Fees for all government-sponsored students in public and private universities is expected to rise after a parliamentary committee on education agreed with institutions’ management to gradually increase it.
The National Assembly Committee on Education said the current fees of Sh16,000 has not been adjusted since 1989 despite the rise in cost of running tertiary institutions.
Yesterday, during a meeting between the Treasury, vice-chancellors and the National Assembly, key education stakeholders said there is need to increase the fees from Sh16,000 to Sh48,000 per year “without burdening parents.”
Florence Mutua, the National Assembly Education Committee chair said the Higher Education Loans Board (Helb) will consequently increase allocation per student.
“We agreed that everything is done at Helb level because the hard economic times, for now, may not allow for any fees increment,” Ms Mutua said.
She said extremely needy children will be given grants.
Parents, however, said the move to push for higher loans is just another way of increasing fees since the loans will still be repaid by students.
“If you increase Helb loan, it basically means that you have increased fees because it shall be paid by the learners eventually,” said a parent.
The recurrent funding to universities is based on Differentiated Unit Cost (DUC) model where the government caters for 80 per cent of the unit cost while students pay 20 per cent through HELB loans and household support in tuition fees.
Education Principal Secretary Simon Nabukwesi said the time of establishment of the figures in 1989, it was estimated that the average cost for a student to study at the university was Sh120,000, of which Sh86,000 was for tuition while Sh34,000 for student upkeep.

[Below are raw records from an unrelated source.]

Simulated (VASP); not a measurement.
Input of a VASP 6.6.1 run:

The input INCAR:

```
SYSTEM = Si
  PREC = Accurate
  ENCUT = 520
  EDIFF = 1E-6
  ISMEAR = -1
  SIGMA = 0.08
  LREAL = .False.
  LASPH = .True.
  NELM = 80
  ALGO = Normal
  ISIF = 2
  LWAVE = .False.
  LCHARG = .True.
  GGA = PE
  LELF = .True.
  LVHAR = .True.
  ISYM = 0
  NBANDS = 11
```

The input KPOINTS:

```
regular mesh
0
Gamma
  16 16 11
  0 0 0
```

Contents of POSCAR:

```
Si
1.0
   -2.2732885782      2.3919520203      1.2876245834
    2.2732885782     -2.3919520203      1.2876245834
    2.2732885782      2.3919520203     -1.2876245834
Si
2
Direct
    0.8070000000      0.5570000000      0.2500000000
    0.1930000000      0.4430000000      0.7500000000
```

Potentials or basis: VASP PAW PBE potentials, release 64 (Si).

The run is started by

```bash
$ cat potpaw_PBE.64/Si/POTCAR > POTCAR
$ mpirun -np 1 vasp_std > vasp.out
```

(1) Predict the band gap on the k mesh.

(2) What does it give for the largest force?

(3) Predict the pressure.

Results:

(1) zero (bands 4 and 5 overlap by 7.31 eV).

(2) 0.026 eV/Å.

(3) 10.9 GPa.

“Of the Sh84,000, the government would cover Sh70,000 while the students would be responsible for Sh16,000,” said the PS.
The PS said there is need to establish a seed fund of Sh2.5 billion to support first year students initially to acquire laptops, noting other learners will be progressively supported as students adjust to online and blended learning.
Kenya Universities and Colleges Central Placement Services (KUCCPS) has placed 452,601 students in universities from 2014 to 2020, of which 366,331 (81 per cent) have been placed in public universities while 86,270 (19 per cent) have placed in private universities.
The PS said the number of Kenya Certificate Secondary Education (KCSE) candidates qualifying for university admission is expected to increase yet the government funding to public universities is constrained.
“As a result, private universities are expected to play an important role in meeting the rising demand. Private universities that offer specialised programmes at competitive cost will continue attracting students,” said Nabukwesi said.
He said disparity in funding of programmes under DUC for government-sponsored students in private universities compared to public universities, which is 18 per cent and 53 per cent per student respectively, is a big challenge.
The committee said low funding to universities has led to accumulation of pending bills of Sh36.7 billion, which comprise statutory deductions, capital development expenditure, CBA increase of wages and salaries.
The PS said there has been a consistent growth in disbursed Helb loans from Sh37.2 billion in financial year 2013/2014 to Sh94.75 billion in 2020/2021.
Nabukwesi said the annual requirement per student is estimated at Sh200,000 but Helb currently provides Sh68,000, leaving a huge deficit.
“There is need to increase individual loans to a maximum of Sh80,000 and a minimum of Sh68,000 to meet the growing variance,” said the PS.
The committee suggested an increase in DUC to 80 per cent (Sh73.91) billion from the current 53 per cent (Sh41.907 billion) for public universities and 18 per cent (Sh2.4 billion) for private institutions.
“This is based on university enrollment of 500,000 students at an average DUC rate of 192,000 for human and science students,” said the PS.
Nabukwesi said in some universities, the total number of students placed is lower than the declared capacity.
He said the current budget allocation to universities for financial year 2020/2021 is far much lower at Sh43,907,000, from the required Sh80,018,000.
“Most of the universities are currently insolvent as they cannot meet statutory obligations,” said the PS.
He said the downside is that monthly payroll requirement is Sh4.5 billion, hence 12 months requirement is Sh54 billion.
Private universities also received only Sh2.4 billion from the projected Sh6.6 billion budget and hence will be unable to offer quality university education to students, including government-sponsored students.
National Treasury PS Julius Muia said the government is constrained financially and asked vice-chancellors to come up with ways to raise funds to run their institutions.
He said the reduced enrollment of students to universities has been attributed to a shift of focus in quality education to Technical Industrial Vocational and Entrepreneurship Training (TIVET).
“Decline enrolment affected internally generated revenues from self-sponsored students thus affecting flow of income,” said Muia.
The PS Treasury said public universities have been left grappling with huge workforce (non-teaching staff), unsustainable payrolls, increasing debt (PAYE), pensions pending bills of statutory deductions and very little funds for operations, maintenance and infrastructure development.
He said the university funding has not expanded due to the CBAs awards.
Muia said the Ministry of Education should consider reviewing tuition fees and also consider increasing loans to students.
The PS Treasury urged universities to close satellite campuses that are not economically viable. “For instance Jaramogi Odinga, Maseno and Masinde Muliro should not be opening campuses in Nairobi and Mombasa but rather in Western Region to avoid over-concentration of university satellite campus in towns,” he said.